SECOND SECTION

DECISION

Application no. 15534/17
Bedrettin IŞILDAK
against Türkiye

 

The European Court of Human Rights (Second Section), sitting on 25 March 2025 as a Committee composed of:

 Jovan Ilievski, President,
 Péter Paczolay,
 Davor Derenčinović, judges,
and Dorothee von Arnim, Deputy Section Registrar,

Having regard to:

the application (no. 15534/17) against the Republic of Türkiye lodged with the Court under Article 34 of the Convention for the Protection of Human Rights and Fundamental Freedoms (“the Convention”) on 24 January 2017 by a Turkish national, Mr Bedrettin Işıldak (“the applicant”), who was born in 1964, lives in Manisa and was represented by Mr F.C. Işıldak, a lawyer practising in Manisa;

the decision to give notice of the complaint concerning Article 6 § 1 of the Convention to the Turkish Government (“the Government”), represented by their Agent at the time, Mr Hacı Ali Açıkgül, former Head of the Department of Human Rights of the Ministry of Justice of the Republic of Türkiye, and to declare inadmissible the remainder of the application;

the parties’ observations;

the comments submitted by Volunteer Jurists Association, which was granted leave by the President of the Section to intervene as a third party in the proceedings (Article 36 § 2 of the Convention and Rule 44 § 3 of the Rules of Court);

Having deliberated, decides as follows:

SUBJECT MATTER OF THE CASE

1.  The present application concerns the lack of access to a court for the applicant in relation to the premature and allegedly arbitrary termination of his term of office at the Supreme Administrative Court following the entry into force of Law no. 6723. The applicant complained of a violation of his right of access to a court under Article 6 § 1 of the Convention.

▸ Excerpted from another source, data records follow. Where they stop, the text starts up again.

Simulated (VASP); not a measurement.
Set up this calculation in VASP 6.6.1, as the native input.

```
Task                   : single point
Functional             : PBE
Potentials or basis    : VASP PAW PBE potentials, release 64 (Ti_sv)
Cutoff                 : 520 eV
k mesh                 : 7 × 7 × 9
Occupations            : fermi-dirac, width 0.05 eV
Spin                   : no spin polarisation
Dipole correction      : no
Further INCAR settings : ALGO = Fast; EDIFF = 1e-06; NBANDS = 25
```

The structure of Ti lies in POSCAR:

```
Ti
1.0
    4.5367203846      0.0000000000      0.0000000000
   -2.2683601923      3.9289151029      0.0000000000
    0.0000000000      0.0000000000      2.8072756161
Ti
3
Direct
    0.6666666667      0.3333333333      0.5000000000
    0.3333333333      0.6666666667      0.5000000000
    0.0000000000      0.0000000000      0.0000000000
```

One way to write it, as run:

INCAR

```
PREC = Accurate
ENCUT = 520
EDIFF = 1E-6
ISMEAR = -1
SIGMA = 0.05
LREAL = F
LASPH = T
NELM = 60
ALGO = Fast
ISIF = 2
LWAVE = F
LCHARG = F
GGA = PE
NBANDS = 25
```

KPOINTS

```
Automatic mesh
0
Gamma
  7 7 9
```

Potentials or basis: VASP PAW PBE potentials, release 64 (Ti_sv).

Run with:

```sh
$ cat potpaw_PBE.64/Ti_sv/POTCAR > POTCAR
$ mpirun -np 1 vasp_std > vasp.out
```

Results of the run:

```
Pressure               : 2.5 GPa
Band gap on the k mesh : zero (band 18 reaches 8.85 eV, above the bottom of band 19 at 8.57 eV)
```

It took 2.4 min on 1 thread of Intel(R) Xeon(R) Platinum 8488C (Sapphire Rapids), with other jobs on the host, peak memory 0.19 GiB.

2.  At the material time the applicant was an administrative judge, sitting as a member of the Supreme Administrative Court.

3.  By Law no. 6723, which entered into force on 23 July 2016, the applicant’s term of office at the Supreme Administrative Court was terminated (for the background to the introduction of the Law and its content, see Sözen v. Türkiye, no. 73532/16, §§ 5-12, 9 April 2024, and Olcay and Others v. Türkiye [Committee], nos. 59481/16 and 29 others, § 3, 11 February 2025).

4.  The applicant did not lodge an individual application with the Constitutional Court against the termination of his term of office by Law no. 6723.

THE COURT’S ASSESSMENT

5.  The applicant complained under Article 6 § 1 of the Convention that he had been denied access to a court in order to contest the premature and allegedly arbitrary termination of his term of office at the Supreme Administrative Court by the entry into force of Law no. 6723.

6.  As for the time-limit for lodging applications, provided for in Article 35 § 1 of the Convention, the Court reiterates that it is a public policy rule and that it must therefore examine the matter of its own motion (see Sabri Güneş v. Turkey [GC], no. 27396/06, § 29, 29 June 2012).

7.  According to the well-established case-law of the Court, the six-month period, in effect prior to 1 February 2022, starts running on the date of service of a copy of the final domestic decision or, where no effective remedy is available to the applicant, from the date of the acts or measures complained of, or from the date of knowledge of that act or its effect on or prejudice to the applicant (see Sabri Güneş, cited above, §§ 53-54). It expires six calendar months later, irrespective of the actual length of those months (see Sabri Güneş, cited above, §§ 44, 49 and 59; Saakashvili v. Georgia (dec.), nos. 6232/20 and 22394/20, § 49, 1 March 2022; and Otto v. Germany (dec.), no. 21425/06, 10 November 2009).

8.  The Court notes that it already found in the Olcay and Others judgment (cited above, §§ 13-22) that in circumstances identical to those of the present application a complaint to the Constitutional Court had not proven to be an effective remedy at the time when the applicant applied to the Court. It further notes that there was no other effective remedy that the applicant could have used concerning the measure of the termination of his term of office by the provisions of the Law no. 6723.

9.  Therefore, in the present application, the six-month time-limit, which was still applicable at the relevant time, began running from the publication in the Official Gazette of Law no. 6723 on 23 July 2016 and thus expired on 23 January 2017. However, the present application was lodged with the Court on 24 January 2017, that is, after the expiry of the six-month time-limit.

10.  In the light of the foregoing, the Court finds that the present application was submitted out of time and must therefore be rejected in accordance with Article 35 §§ 1 and 4 of the Convention.

For these reasons, the Court, unanimously,

Declares the application inadmissible.

Done in English and notified in writing on 2 May 2025.